04 February 2021

The compression of Cézanne while the Past and Future plays in the mud




Evening Prayer Brunswick Heads, 30 January, 2021, oil on canvas board, 30 X 25 cm


This came out of a session last week. It seems quite modern to me compared with the five paintings I posted just the other day. For the most part, they were paintings from a memory of paintings past, at least four of them anyway. And I admit this with full knowledge of the immense pleasure I took in making them.

I am so comfortable working now that I don’t even criticise my own work as it comes out of the oven. I let them come out and play like a well-adjusted parent watching her own children quietly from the kitchen, no worry or drama.

In the same way I allow these images to come forth without judgement nor bitter self-recriminations as I work. But this was never the case for most of my life. It is a new phenomenon.

So this picture was painted on the beach, a great big red and violet cloud bank sitting upon a rectangle of sea. Higher above, layers of yellow and pale Prussian blue stripes seem to be glued onto the canvas board like a collage. It is decidedly a flat painting, all its elements compressed into one plane. I like this aspect because it reminds me of Cézanne, the compression of Cézanne, even though it has little else of Cézanne in it.

Like all of these paintings it was taken from Nature, it was not done in a studio. And yet it reminds me of pictures I have seen over the past 80 years which were made in Expressionist studio settings far away from the a beach. 

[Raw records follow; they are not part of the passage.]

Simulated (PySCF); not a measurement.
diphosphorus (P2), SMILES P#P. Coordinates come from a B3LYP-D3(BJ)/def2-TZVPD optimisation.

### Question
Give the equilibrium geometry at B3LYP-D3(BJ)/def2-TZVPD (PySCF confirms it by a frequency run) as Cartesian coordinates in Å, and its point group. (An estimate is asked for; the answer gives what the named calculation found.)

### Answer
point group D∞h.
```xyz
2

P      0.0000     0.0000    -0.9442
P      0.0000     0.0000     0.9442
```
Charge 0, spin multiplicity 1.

I am also happy with it because it reveals to me something from my own future. It happens sometimes as the steady work piles up and I can see patterns which seem to zig-zag through Time. The past shows up a lot in these paintings because that is the nature of my own memory of art history and Painting. But just as surprising, the future also appears to pop out of the blue, suddenly, like a robin sitting in the snow, just like this.